The Duke of Edinburgh Award
What is the Duke of Edinburgh Award?
The DofE is:
· The world’s leading achievement award for young people
· A balanced programme of activities to develop the mind, body, soul in an environment of social interaction and team working
·For young people who want to live life as adventure
· Supported by a dedicated team of adults who are absolutely critical to its success
The Duke of Edinburgh is a prestigious Award, highly rated by both employers and universities. Participants can be anyone aged between 14 and 24. There are 3 progressive levels: Bronze, Silver and Gold. The award requires participants to complete 4 sections: Skill, Volunteering, Physical and Expedition, all of which develop important skills in our young people which are required for success in the work place. Pupils fully develop themselves in all 4 capacities of the Curriculum for Excellence framework: Volunteering encourages Responsible Citizens; the Skills section promotes Successful Learners; and the Expedition section ensures we have Effective contributors as well and Confident Individuals. An additional residential section is required to be completed at Gold.
Bronze Level Information
Silver Level Information:
Gold Level Information
Staff Names and Roles
Award Coordinator: Mr Alex McKendrick
Award Leaders: Mrs Sheila Dalziel, Mrs Kathryn Pearce, Mr John O’Reilly and Mr David Ward.

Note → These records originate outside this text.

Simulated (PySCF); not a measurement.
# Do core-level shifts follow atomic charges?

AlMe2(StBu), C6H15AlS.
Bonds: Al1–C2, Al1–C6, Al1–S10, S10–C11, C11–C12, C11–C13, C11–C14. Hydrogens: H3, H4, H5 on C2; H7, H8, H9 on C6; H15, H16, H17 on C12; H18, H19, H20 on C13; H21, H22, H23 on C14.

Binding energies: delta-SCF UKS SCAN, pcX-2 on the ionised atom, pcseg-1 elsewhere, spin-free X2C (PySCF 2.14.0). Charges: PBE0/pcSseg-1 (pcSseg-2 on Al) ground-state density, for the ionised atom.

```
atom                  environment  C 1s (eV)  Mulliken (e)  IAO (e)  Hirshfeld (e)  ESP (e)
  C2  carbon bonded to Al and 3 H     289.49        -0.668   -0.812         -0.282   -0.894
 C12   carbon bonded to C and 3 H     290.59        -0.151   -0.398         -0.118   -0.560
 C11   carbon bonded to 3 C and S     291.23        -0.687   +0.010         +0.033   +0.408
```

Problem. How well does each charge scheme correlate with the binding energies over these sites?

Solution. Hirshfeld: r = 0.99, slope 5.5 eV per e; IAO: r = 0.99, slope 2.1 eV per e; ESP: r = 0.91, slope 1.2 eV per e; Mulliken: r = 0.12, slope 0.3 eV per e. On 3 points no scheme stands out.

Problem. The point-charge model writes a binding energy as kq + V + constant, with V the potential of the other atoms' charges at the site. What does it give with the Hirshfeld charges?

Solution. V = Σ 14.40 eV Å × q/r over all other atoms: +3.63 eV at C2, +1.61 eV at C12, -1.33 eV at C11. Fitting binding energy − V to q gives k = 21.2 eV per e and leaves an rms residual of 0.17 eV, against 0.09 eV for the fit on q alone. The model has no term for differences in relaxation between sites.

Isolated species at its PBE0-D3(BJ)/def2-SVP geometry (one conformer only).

The Duke of Edinburgh Award and the John Muir Award:
The John Muir Award (JMA) is an environmental award scheme that encourages pupils to connect with, enjoy and care for wild places. Taking part in the JMA develops an understanding of, and responsibility for, a chosen wild place or places. As the expedition section of the DofE involves adventure in wild places, here at OLSP we ensure that the John Muir Award blends really nicely with the Expedition, adding quality practice to our outdoor experiences.
Four challenges are at the heart of each John Muir Award. Each participant must discover a wild place, explore its wildness, conserve by taking personal responsibility and share their experiences with others. There are three levels to the Award, encouraging progressive involvement.
The John Muir Award also offers an ideal structure for contributing to the requirements of Curriculum for Excellence.
OLSP DofE and the Saltire Award
Saltire Awards are the new Scottish awards designed to formally recognise the commitment and contribution of youth volunteering. Supported by the Scottish Government, the Saltire Awards enable young volunteers to record the skills, experience and learning gained through successful volunteering placements in school or provided by local and national voluntary agencies. When volunteering, OLSP DofE pupils gain the Saltire Award.